Initial OS installation was RedHat Enterprise Linux 5.3 Server, 64-bit version.  However, the RHEL Server version required additional money to use with the BNL RHN Satellite server, so I switched all the nodes to Scientific Linux 5.3 (also 64-bit).

 

Basic hardware info:

Dell PowerEdge R610

Quad Core Intel Xeon E5520, 2.26GHz, 8M cache, with Hyper-Threading

12 GB (6 x 2 GB) 1333MHz RAM (DDR3-1333 aka PC3-10600R)

4 Gigabit ethernet ports

6 x 72GB SAS 15K RPM disk drives (2.5" enclosure).

DELL PERC 6/i RAID Controller (based on LSI chipset - uses the megaraid_sas driver)

Disk configuration is 2 disks in a RAID 1 array, with the remaining 4 disks in a RAID 5 array.  
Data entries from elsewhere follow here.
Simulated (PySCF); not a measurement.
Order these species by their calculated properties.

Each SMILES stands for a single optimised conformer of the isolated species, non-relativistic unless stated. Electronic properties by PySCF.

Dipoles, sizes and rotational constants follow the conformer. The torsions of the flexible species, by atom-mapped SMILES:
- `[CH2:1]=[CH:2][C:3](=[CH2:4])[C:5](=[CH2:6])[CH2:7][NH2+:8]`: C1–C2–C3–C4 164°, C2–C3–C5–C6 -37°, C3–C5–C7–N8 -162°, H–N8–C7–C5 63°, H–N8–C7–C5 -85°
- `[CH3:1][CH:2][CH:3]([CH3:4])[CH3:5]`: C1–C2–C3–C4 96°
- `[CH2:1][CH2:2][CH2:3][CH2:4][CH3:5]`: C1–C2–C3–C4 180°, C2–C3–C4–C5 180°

System partitions (/, /boot and swap + Dell utilities) will be on the RAID 1

The RAID 5 array will have one partition mounted on /db01 (with the noatime option) and the db temp space will reside on this partition

2 GB of swap (no particular reason for this number - we want little or no swap to be used)

 

The RAID controller:

This RAID controller, according to the documentation, is able to import foreign arrays -- if for instance one of these systems suffers a catastrophic motherboard failure, then the disks should be transferable to one of the sister nodes.  I have successfully installed the disks from one machine into another (twice) and imported the foreign arrays (<phew!>), so it looks like this requirement is satisfied.   (The step(s) to import the configuration are straightforward, automated even -- the foreign disks were detected at boot; it offered to import the configuration with a push of the 'f' key, and the system booted normally.)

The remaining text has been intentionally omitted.